“Living History” by Beth Lipman


About the Artwork

Group of 7 people standing in a semicircle below a hanging sculpture of clear glass objects and wooden poles on a white wooden base by artist Beth Lipman. The sculpture hangs in front of a wall of windows and overlooking a red brick driveway and walkway. The floor is polished black granite. The entance to a stairway with white rales is visible in the foreground.

Artist Beth Lipman (center) talks with attendees at the First Viewing Reception of Living History — April 28, 2022

As Lipman continues her strong national reputation, the Wichita Art Museum proudly commissioned her for a landmark artwork. Living History, now in the Boeing Foyer, marks a milestone for WAM as a savvy museum with a prized and growing American art collection.

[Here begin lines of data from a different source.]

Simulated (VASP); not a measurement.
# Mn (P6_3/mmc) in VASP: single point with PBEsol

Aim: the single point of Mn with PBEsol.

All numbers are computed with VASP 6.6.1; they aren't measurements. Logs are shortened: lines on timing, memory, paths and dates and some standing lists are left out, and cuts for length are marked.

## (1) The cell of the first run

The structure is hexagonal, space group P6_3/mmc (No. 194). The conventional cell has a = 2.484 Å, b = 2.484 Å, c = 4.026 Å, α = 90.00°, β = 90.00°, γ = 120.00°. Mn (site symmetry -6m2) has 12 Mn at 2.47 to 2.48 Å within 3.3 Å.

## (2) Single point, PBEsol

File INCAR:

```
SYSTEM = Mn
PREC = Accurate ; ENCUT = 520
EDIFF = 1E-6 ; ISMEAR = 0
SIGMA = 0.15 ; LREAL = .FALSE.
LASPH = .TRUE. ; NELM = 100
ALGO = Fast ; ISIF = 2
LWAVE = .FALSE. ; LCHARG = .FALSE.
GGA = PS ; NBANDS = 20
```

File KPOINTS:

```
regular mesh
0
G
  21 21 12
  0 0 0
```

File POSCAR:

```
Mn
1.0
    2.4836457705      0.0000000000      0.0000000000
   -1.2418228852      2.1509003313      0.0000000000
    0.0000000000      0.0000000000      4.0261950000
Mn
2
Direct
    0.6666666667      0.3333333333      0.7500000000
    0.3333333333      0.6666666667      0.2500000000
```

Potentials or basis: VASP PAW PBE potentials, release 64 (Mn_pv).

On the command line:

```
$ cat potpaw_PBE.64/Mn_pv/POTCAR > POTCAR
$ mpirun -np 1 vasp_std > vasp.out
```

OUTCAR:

History and how objects and artwork carry meaning about the past–whether geological, environmental, or human–fascinates Beth Lipman. She investigates how 17th-century Dutch artists turned to still life painting to reflect a new luxury of merchant entrepreneurship. She probes Victorian furniture as expressions of social class, life cycles, even mortality. As Museum of Arts and Design Curator of Collections Samantha De Tillio wrote of Lipman, “Objects have vast stories to tell about who we are and what we value, and how we self-identify . . . Lipman engages this by mining material culture.”

As you visit and explore this new icon for the Wichita Art Museum, take time to look for objects that connect this majestic new artwork to its new home in Wichita.

Living History is generously supported by the F. Price Cossman Trust, INTRUST Bank, Trustee.


About Living History

Artist Beth Lipman’s studio

For her many commissions, Lipman is laser focused on the history of that museum, that region, and that ecology. For Wichita, Lipman was overwhelmed by her first experience of the Flint Hills and set upon incorporating a strong sense of place into Living History. In her unique way, Lipman layers traditional and unconventional references for our city on the plains. She is eager for viewers to appreciate deep time–or geological time–as well as man’s imprint on place. Delicate tallgrass, stubby short grass, Flint Hills rock formations all evoke our place in the Midwest prairie. Barber poles from the Americana collection, light poles from Derek Porter’s Pulse Field in the Lattner and Walker Family Plaza, forms from Louise Nevelson’s Night Sun III in the Sam and Rie Bloomfield Gallery all reflect our museum’s collection. Goblets, vases, candlesticks recall Lipman’s own vocabulary and artistic aesthetic. The conglomeration of so many disparate parts is visually arresting and also conceptually rich. Living History offers a sophisticated statement on life in Wichita.